Muskogee Phoenix - 1/19/2022

Jan. 19—An additional facility can help the RISE shelter help more girls escape and recover from sex trafficking and exploitation, the shelter's director said.

RISE — Restoring Identities after Sexual Exploitation — has a seven-bed facility in Muskogee County, RISE Executive Director Keri Spencer said.

"In this facility, we do it all," she said. "The girls live here, sleep here, eat here, shower here — this is their home. This is also where they go to school, where they have counseling, where they have life skills classes and job skills classes. They do it all here."

Spencer said RISE is working with the Wells Fargo financial services company to secure a recently-foreclosed building near Fort Gibson.

"They have a home donation program, and we walked through their application process and and documentation process and they approved the process," she said.

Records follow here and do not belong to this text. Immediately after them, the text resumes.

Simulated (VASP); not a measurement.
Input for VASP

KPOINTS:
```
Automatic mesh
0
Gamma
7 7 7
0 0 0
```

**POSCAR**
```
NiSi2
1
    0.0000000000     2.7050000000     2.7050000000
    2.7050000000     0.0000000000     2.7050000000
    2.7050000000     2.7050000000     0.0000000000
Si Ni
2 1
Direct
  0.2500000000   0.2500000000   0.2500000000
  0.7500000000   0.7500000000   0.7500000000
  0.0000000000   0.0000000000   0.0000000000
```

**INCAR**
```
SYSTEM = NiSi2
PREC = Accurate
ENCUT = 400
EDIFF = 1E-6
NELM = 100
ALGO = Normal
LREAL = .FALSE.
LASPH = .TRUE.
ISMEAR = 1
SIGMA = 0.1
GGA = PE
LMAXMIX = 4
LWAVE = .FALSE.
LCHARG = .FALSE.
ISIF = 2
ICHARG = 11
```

RISE will be able to move some of its services to the other building, she said.

"We're going to move our classroom, we're going to move our fitness equipment and our counseling offices to that facility, and move a couple of offices over there," she said. "That will be a day-use facility. What that will look like is that our girls will get up in the morning and they will have their breakfast here. They'll get up and go to that building, just like normal kids would go to school."

The acquisition will enable the shelter to add two beds, Spencer said.

"I'll take two of our offices and turn them into bedrooms," she said. "Nine beds clearly doesn't fix the problem, or the shortage, but it's still two more beds."

Spencer said the shelter receives two to three calls each week about girls needing help. She said the girls usually stay nine to 12 months. Girls from other states, as far away as New Jersey, have stayed at the shelter, Spencer said.

"They're recovered by law enforcement, by DHS (Department of Human Service) and other situations," she said. "Most of our girls have been removed from their trafficking situation for a little bit of time before they actually come here."

Human trafficking, particularly sex trafficking, is a problem across the United States and Oklahoma, she said.

"In 2020 alone, the National Trafficking Hotline took 52,667 calls, and of those, 2.145 were minors involved in sex trafficking — prostitution, dancing in strip clubs, internet pornography, massage parlors, home-based prostitution," she said. For the State of Oklahoma in 2020, the national human trafficking hotline took 384 calls, that's an average of 32 a month."

She said the second RISE location will be named Makayla's Place, in honor of a former RISE resident who died last year, shortly before turning 18. She said the girl was an Arkansas resident who struggled with substance abuse.

RISE needs donors and volunteers willing to help convert the building into the day facility, Spencer said.

"We have a team of local partners who are willing to do the contracting, planning and coordinating of the work, and they expect it to take three to six months," she said. "So I am hoping that August or September, in time for the new school year, that we will be utilizing that second building."

Spencer said RISE needs money, as well as donations of materials and supplies, such as lumber, drywall, paint, electrical wiring and plumbing fixtures. She said the shelter is trying to work within a $50,000 budget to convert the building.